AntsDB takes a different approach than most mainstream relational databases. The market dominators, aka the old school RDBMS, follows very similar architecture despite small differences in features and performance. If you open the hood, you will see b-tree, redo/undo log, thread pool, transaction manager, metadata manager, lock manager etc. Very much like the gasoline vehicles, it is always the same components but in different shapes, sizes and performance characteristics depending on what brand/model of the car you are looking at.
The trending NoSQL/NewSQL databases are very different than the old school RDBMS. But among them, they also share very similar architecture. Pretty much all of them are built with write ahead log, log structured merge tree, cluster management, replication etc.
AntsDB doesn’t really fall into any of the two categories above. Our mission is to create a hybrid database engine that is both OLTP and OLAP. AntsDB is OLTP because it provides features that is critical in building a front-end application such as ACID, sub-millisecond latency, rich transaction management, SQL compliance and powerful lock management. It is also a OLAP because the storage AntsDB sits on is a data warehouse. AntsDB also acts like a middleware. It is a stateless transaction processor with a big local cache.
Thus it leads to an architecture shown in the diagram below.
AntsDB is built with 3 layers. The outmost layer is the MySQL compatibility layer. There are two components: network protocol and SQL parser.
The network protocol is a full MySQL 5.5 protocol implementation. It is written using asynchronous I/O with the help from popular Netty project. Asynchronous I/O grants AntsDB the advantage to serve large amount of current users with a very small thread pool. Traditional DBMS uses synchronous I/O. It has to create exclusive thread for each user. Thread is an expensive system resource. It doesn’t scale well.
SQL is a high level language. We need to break the complex logic into smaller and simpler parts such as functions, operators, joins etc. The parser is responsible of this task. At the end of parsing, it generates a number of “instructions” which runs in the virtual database machine. Result of the parser is cached in a small pool in memory. If the frond-end application sends duplicate SQL statements, the expensive parsing phase can be simply skipped. Most applications today do that with prepared statements.

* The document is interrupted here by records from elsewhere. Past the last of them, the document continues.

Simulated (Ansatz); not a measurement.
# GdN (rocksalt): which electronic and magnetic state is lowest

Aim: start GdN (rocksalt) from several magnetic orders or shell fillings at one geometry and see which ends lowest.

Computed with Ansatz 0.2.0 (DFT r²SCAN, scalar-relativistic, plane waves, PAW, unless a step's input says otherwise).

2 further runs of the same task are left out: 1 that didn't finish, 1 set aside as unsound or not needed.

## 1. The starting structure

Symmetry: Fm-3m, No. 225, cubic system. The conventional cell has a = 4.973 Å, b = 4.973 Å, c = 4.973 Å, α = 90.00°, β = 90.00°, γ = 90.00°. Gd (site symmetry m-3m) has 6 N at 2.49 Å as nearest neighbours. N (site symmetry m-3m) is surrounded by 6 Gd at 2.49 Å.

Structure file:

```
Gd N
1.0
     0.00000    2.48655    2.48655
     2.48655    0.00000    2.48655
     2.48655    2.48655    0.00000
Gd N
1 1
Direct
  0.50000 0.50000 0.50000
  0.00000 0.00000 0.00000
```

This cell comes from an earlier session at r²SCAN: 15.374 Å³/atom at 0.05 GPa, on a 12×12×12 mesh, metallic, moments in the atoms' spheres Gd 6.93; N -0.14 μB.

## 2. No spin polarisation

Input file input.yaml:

We wanted AntsDB to be not only compatible with MySQL but also other types of database in the future. Thus it comes with the idea of database virtualization. VDM – virtual database machine – is what makes it come true inside AntsDB. VDM is a runtime environment with hundreds of small logic unit such as functions, joins, operators etc. Beside the small building blocks, there are 3 important components in VDM serving them.
Transaction Manager makes sure that multiple data manipulations act as a single unit of work. It uses a 64 bit number internally to track every single transaction in the system. Once the transaction is completed. It assigns another 64 bit number to the updates as the version of the update. The version is subsequently used in transaction isolation and MVCC (multi-version concurrency control).
Metadata Manager manages the life cycle of user objects, aka as tables, columns, constraints etc. It maps human readable names to memory locations, file locations and unique identifiers that works efficiently at the hardware level.
SQL query is a high level abstract language. Typically database software needs to break the query into many joins, table lookups and table scans. Unfortunately, there are many different ways to do it. Some could be more efficient than the others. That’s where the query planner kicks in. It evaluates all possibilities intelligently and decides the least expensive way of execution.
At the very bottom of the layers sit the AntsDB KV – key value store. We have the top layer responsible of MySQL compatibility, mid layer manages the complexity of SQL language. The AntsDB KV’s job is to deal with performance and concurrency.
At the heart of AntsDB KV, it is the LSMT store. LSMT – log structured merge tree – is a way to organize database files. It’s been known to be much superior in terms of I/O efficiency than page based storage used in most mainstream databases. The data in LSMT is more compact. It takes advantage of high throughput sequential I/O while page store is depending on slow random I/O. Inside LSMT, AntsDB uses skip list data structure other than B tree used in most mainstream databases. Skip list utilizes CPU level atomic operations to mange data contention and performs extremely well in high current situations while B tree uses expensive mutex.
As a database, AntsDB has to be prepared for the worst. Power can go down. Hardware can malfunction. We use a technique – write ahead log, aka redo log – exists in almost all databases today to recover from failures. As soon as the transaction commits, updates is guaranteed to be written to the WAL. After a system crash, AntsDB uses data from WAL to rebuild LSMT next time it starts.
The last component in KV store is the replicator. Its responsibility is to send data to HBase as soon as the updates is committed in a sub-second manner.
Above summarizes the AntsDB architecture from a very high level. We will cover some of the components in more detail later.